4
votes

Is there a way I can use H2O to iterate over data that is larger than the cumulative memory size of the cluster? I have a big-data set which I need to iterate through in batches and feed into Tensorflow for gradient-descent. At a given time, I only need to load one batch (or a handful) in memory. Is there a way I can setup H2O to perform this kind of iteration without it loading the entire data-set into memory?

Here's a related question that was answered over a year ago, but doesn't solve my problem: Loading data bigger than the memory size in h2o

1
"feed into Tensorflow" implies you are using deep water, rather than the built-in h2o algorithms? It might be useful to specify what your cluster looks like: how many nodes, how many CPU cores and GPUs in each node, etc.Darren Cook
Darren, Thanks for your response. I'm using plain Tensorflow. I have a separate data transformation pipeline using Spark, Hive and HDFS which generates ORC files for training. Next, I need to stream batches of this data into Tensorflow / python and that's where this question arises. We wrote our own ORC python streamer using py4j but that's too slow. hence looking for a faster stream-io python lib for ORC/HDFS - tried pyarrow and one more lib besides Spark localIterator but ran into bugs in all cases. H2O works but requires massive RAM - and even then runs into memory issues sometimes.BoltzmannMachine

1 Answers

2
votes

The short answer is this isn't what H2O was designed to do. So unfortunately the answer today is no.

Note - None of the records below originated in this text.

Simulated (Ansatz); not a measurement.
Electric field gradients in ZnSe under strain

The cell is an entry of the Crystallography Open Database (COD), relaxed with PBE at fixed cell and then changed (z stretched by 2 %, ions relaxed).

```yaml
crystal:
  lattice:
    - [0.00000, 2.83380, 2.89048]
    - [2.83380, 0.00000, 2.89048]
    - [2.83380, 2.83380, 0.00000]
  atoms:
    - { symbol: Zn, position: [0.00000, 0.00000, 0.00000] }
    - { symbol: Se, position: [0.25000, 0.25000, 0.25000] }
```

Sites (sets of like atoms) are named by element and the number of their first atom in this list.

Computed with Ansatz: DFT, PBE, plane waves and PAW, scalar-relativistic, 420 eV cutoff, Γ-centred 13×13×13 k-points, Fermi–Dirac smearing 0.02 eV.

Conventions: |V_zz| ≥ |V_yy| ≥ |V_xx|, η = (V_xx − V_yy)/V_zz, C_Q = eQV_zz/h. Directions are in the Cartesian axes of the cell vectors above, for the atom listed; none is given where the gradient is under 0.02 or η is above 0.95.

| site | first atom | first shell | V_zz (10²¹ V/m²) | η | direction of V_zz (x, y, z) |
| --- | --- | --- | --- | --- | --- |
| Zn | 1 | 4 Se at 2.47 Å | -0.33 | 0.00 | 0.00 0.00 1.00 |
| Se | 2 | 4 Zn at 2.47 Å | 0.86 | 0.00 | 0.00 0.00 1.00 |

The longer answer... (Assuming that the intent of the question is regarding model training in H2O-3.x...)

I can think of at least two ways one might want to use H2O in this way: one-pass streaming, and swapping.

Think of one-pass streaming as having a continuous data stream feeding in, and the data constantly being acted on and then thrown away (or passed along).

Think of swapping as the computer science equivalent of swapping, where there is fast storage (memory) and slow storage (disk) and the algorithms are continuously sweeping over the data and faulting (swapping) data from disk to memory.

Swapping just gets worse and worse from a performance perspective the bigger the data gets. H2O isn't ever tested this way, and you are on your own. Maybe you can figure out how to enable an unsupported swapping mode from clues/hints in the other referenced stackoverflow question (or the source code), but nobody ever runs that way, and you're on your own. H2O was architected to be fast for machine learning by holding data in memory. Machine learning algorithms iteratively sweep over the data again and again. If every data touch is hitting the disk, it's just not the experience the in-memory H2O-3 platform was designed to provide.

The streaming use case, especially for some algorithms like Deep Learning and DRF, definitely makes more sense for H2O. H2O algorithms support checkpoints, and you can imagine a scenario where you read some data, train a model, then purge that data and read in new data, and continue training from the checkpoint. In the deep learning case, you'd be updating the neural network weights with the new data. In the DRF case, you'd be adding new trees based on the new data.